Tuesday, February 7, 2012

Arthur Phillip Memorial at Camp Cove

Let me step back to January 1788 and the safe arrival of the First Fleet. Having realised that Botany Bay was unsuitable as a place of settlement, Arthur Phillip decided to explore the coastline to the northwards. He and his small party rowed around South Head on 21 January 1788, and discovered the finest harbour in the world. A small monument at Camp Cove, just inside the entrance to the harbour, was unveiled on 23 January 1927 to commemorate this event. A Mr and Mrs A. G. Foster provided the tablet, laid by the Royal Australian Historical Society.
Arthur Phillip Tablet at Camp Cove, © Louise Wilson, Jan 2012
While in Sydney during the holiday season I paid a long-overdue visit to this historic site. I grew up in Sydney, yet I never knew that it existed. It was a perfect summer's day and the beach scene was colorful with local residents and tourists. Sunbathing was the focus of the beach-goers, who'd somehow managed to negotiate the narrow network of local roads beyond The Gap at Watsons Bay and find parking. No-one was interested enough in the small obelisk to stop and explore its meaning. It was a typical case of familiarity breeding contempt. Passers-by were more curious that I would be taking photos of the scene.
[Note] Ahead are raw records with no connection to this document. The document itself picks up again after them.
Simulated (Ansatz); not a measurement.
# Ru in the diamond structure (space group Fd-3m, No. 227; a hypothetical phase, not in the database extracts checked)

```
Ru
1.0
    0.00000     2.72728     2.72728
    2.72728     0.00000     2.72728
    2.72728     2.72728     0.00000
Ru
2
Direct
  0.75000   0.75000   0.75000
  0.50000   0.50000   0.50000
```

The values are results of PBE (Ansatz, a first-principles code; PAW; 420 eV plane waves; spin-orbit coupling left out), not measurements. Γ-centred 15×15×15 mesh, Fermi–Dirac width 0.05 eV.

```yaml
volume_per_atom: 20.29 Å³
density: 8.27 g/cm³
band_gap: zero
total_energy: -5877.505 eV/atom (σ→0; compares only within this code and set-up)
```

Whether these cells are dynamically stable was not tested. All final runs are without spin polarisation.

Arthur Phillip Memorial at Camp Cove,  © Louise Wilson, Jan 2012
As I was about to leave, two women arrived with their cameras and repeated my actions - walking around the site, taking shots from different angles, peering closely at the small plaque. Like me, they had to get out their glasses to read the faint words. Heartened, I spoke to them and discovered they had come from Brisbane especially to visit all the sites in Sydney relevant to the First Fleet. They were not part of any tour group, just private citizens. They agreed with me - why don't we take more pride in, and make more of, our unique convict settlement history as a focus of tourism?